Perhaps, many of you are wondering how come the readings sound odd and seem strange talking about marriage, martyrdom and resurrection at a time when the holiday season is just about to kick- off starting of course, with thanksgiving. It would have been be a real treat if the readings gave us new recipes for meals and tips for shopping wisely. The church's calendar runs slightly different. It's closing time. It ends in three weeks and starts again on thanksgiving weekend. It should be no surprise for everyone if the church has given us a very special theme about resurrection and its implication after listening to the Gospel of Luke for almost a year now. We are heading towards the end of the liturgical year and so the theme leads us into eternity, life after death.  

The first reading from the book of Maccabees relates the fate of the seven brothers and their mother who were 'arrested and tortured with whips and scourges' in the name of faith. They suffered martyrdom at the hands of the king whose name was not mentioned. They were Jewish martyrs. They chose to die for their faith, refused to obey what the king demanded and forced them to do that is, to eat pork which was contrary to their belief and tradition of their ancestors. One of them said, "what do you expect to achieve by questioning us?" We are ready to die rather than transgress the laws of our ancestors." Just before taking his last breath, he added: "You accursed friend, you are depriving us of this present life, but the king of the world will raise us up to live again forever. It is for his laws that we are dying." The third stuck his tongue out as soon as he was told without any hesitation and raised his hands in orans position and spoke: "It was from Heaven that I received  these; for the sake of his laws I disdain them; from him I hope to receive them again." As mentioned, "even the King and his attendants marveled at the young man's courage, because he regarded  his sufferings as nothing." The fourth brother who was later killed testified: "It is my choice  to die at the hands of men with the hope God gives of being raised up by him; but for you, there will be no resurrection to life." I'm not sure if they were experts of the law but always, always, the proof of genuine and true faith is dying into it, martyrdom. Because the idea of resurrection emerges from God's vindication for those who suffered and died for their faith, endured terrible suffering and remained faithful until death, God will raise them up and will do justice to those responsible. That means, resurrection is an entirely different phenomenon and event which lies outside the earthly realm and depends solely on God. 

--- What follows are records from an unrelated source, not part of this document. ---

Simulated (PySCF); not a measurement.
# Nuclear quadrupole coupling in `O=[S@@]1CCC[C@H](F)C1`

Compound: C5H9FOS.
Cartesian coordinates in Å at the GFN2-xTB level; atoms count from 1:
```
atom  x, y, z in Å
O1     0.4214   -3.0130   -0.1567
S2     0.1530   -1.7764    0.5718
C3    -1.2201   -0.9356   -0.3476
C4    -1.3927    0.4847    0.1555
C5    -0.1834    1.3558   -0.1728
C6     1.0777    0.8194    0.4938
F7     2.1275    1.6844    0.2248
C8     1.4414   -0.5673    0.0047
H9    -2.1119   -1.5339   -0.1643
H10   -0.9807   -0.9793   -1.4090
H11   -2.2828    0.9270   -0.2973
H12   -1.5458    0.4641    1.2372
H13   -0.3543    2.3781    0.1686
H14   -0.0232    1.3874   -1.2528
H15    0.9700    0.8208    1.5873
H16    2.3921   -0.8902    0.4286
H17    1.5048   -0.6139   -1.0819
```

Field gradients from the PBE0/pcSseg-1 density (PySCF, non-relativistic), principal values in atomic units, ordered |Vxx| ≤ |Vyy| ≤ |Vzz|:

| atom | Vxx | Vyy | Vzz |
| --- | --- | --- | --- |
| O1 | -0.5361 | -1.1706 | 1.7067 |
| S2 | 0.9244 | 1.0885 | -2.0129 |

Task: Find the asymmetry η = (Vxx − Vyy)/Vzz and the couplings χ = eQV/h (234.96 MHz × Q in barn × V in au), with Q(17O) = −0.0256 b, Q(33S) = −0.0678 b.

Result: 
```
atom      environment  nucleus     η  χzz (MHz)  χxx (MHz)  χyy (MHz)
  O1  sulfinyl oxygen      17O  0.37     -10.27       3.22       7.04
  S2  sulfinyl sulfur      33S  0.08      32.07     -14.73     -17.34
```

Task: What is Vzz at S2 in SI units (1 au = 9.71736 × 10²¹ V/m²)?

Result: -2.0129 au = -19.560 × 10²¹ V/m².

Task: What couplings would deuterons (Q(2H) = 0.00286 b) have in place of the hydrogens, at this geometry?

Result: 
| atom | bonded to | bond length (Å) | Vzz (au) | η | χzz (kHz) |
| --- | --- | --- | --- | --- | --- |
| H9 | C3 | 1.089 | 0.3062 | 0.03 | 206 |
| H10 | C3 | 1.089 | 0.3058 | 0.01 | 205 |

The Gospel is similar in style and scope as it relates the silly question posed by the Sadducees to Jesus about resurrection. It was intended to mock and embarrass Jesus in the crowd but instead, he turned it into a teachable moment about the all-important belief in the resurrection and the after-life and the nature of it all. 

While differences in beliefs and practices and traditions are true in Ancient Judaism, the same holds true in Christianity. An expert said that whatever Catholicism has dropped in its conversation, other denominations picked and one of which was the after-life and second coming (Parousia). How many of us talk about religion in the dinner table? Just because we have differences doesn't mean we won't engage into a friendly discussion and healthy conversation with others. 

Jesus said, "The children of this age marry and remarry; but those who are deemed worthy to attain to the coming age and to the resurrection of the dead neither marry nor are given in marriage. They can no longer die for they are like angels; and they are the children of God because they are the ones who will rise. That the dead will rise  even Moses made known in the passage about the bush, when he called out 'Lord,' the God of Abraham, the God of Isaac, and the God of Jacob; and he is not God the dead , but of the living, for to him all are alive." 

It's relatively easy for a modern reader to find this dramatic encounter of Jesus and the Sadducees, described in the Gospel as "those who deny there is a resurrection," as terribly confounding given an entirely absurd scenario (Now at the resurrection whose wife will that woman be?). It shouldn't take us any length of time to discern that this remarkable story is meant to trap him, shame him before everyone present and prove him wrong and lacking knowledge. It was a query about resurrection, with the sole intent of embarrassing him in the crowd and certainly, not to seek greater knowledge nor dialogue. What piqued my interest was how Jesus handled the situation and took over it. Rather than taking it personally and letting himself be affected by the whole controversy as the case may have been, he acted quite differently. He seized, the- would- have- been- entrapment as a  teachable moment to expose the all-important belief in life after death and heaven, as well. 

The question that has constantly puzzled humankind ever since the world began is what comes after death. All of us at some point in life (from childhood - adulthood) asked whether earthly life is all there is to it. Is this life the be- all and end- all of everything? Experience tells us, we are but mere mortals. Life on earth is temporary. It’s passing. It’s a transitional. For Christians, death is the birth to new life. When we die, we will face divine judgment and be purified in purgatory. We won't reach our final destination until we enjoy the everlasting bliss, basking at the beatic vision.

Resurrection was a later development in Judaism. It was for this reason that the Sadducees, a sect heavily preoccupied with Mosaic law, this time in particular, levirate marriage, found it hard to believe in such a radically new thing, that is, rising from the dead. Resurrection is a totally different kind of existence, a much higher level than here and now. It can't be understood simply as a continuation of the present time which reminds me of the song that says it all, In Heaven there is no beer, that's why we drink it here. It's just fair to stop from breaking it down into details because the more I attempt to depict what resurrection from the dead will be like, the more I will make people confused about a reality that lies outside the realm of human language. For now, let's just do our best, keep our faith intact knowing that God is in full control both of the present and the future "for to him all are alive." Amen.